3
\$\begingroup\$

I have written a VBA function that will do parsing / replacement according to tokens / placeholders.

Example:
Input string: Username %u, date is %d.
The function would replace %d with the current date and %u with the current username; the output would look like:
Username Andy, date is 20170820.

Sounds simple to implement, but here's a twist: Regexps and Replace() are not safe. In the example above, if %u after replacement would contain another token (let's say Andy%d), there will be a recursive replacement and the output will mangled: Username Andy20170820, date is 20170820.

I could write this efficiently in C++ or some other "proper" language but I'm relegated to the VBA. I don't want to work on Chars inside a string as that doesn't look very efficient (and I might be using this formula to parse 10000 lines in an Excel sheet).

Here's my solution; it works, looks good and stable and allows for easy extension / customisation, but I'm not sure I have written it in the most efficient way (and in the best style). Your input would be very much appreciated :)

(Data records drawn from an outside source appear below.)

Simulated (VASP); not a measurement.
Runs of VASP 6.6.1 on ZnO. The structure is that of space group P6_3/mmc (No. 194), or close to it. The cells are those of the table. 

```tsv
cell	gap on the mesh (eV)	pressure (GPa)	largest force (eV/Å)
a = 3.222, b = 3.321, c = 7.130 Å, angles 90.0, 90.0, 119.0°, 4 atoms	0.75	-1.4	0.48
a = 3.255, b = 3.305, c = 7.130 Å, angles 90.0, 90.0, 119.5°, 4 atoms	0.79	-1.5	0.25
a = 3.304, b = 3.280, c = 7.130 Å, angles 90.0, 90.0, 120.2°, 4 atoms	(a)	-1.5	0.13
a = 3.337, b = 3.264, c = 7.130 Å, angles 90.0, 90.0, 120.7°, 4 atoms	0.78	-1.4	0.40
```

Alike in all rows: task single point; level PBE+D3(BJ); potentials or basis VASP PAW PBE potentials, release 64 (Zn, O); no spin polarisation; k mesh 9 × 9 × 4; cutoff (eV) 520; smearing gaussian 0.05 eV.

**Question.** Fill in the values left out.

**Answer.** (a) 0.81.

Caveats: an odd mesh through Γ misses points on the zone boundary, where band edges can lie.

Function AI_ParseMagicSymbols(ByVal TextToParse As String) As String

'''''''''''''''''''''''''''''''''''''''''''''''''''''''''''''''''''''''''''''''''''''''''''''''''''''''''''''
'' Replace magic symbols (placeholders) with dynamic data.
''
'' Arguments: a string full of magic.
''
'' Placeholders consist of one symbol prepended with a %:
''    %d - current date
''    %t - current time
''    %u - username (user ID)
''    %n - full user name (usually name and surname)
''    %% - literal % (placeholder escape)
''    Using an unsupported magic symbol will treat the % literally, as if it had been escaped.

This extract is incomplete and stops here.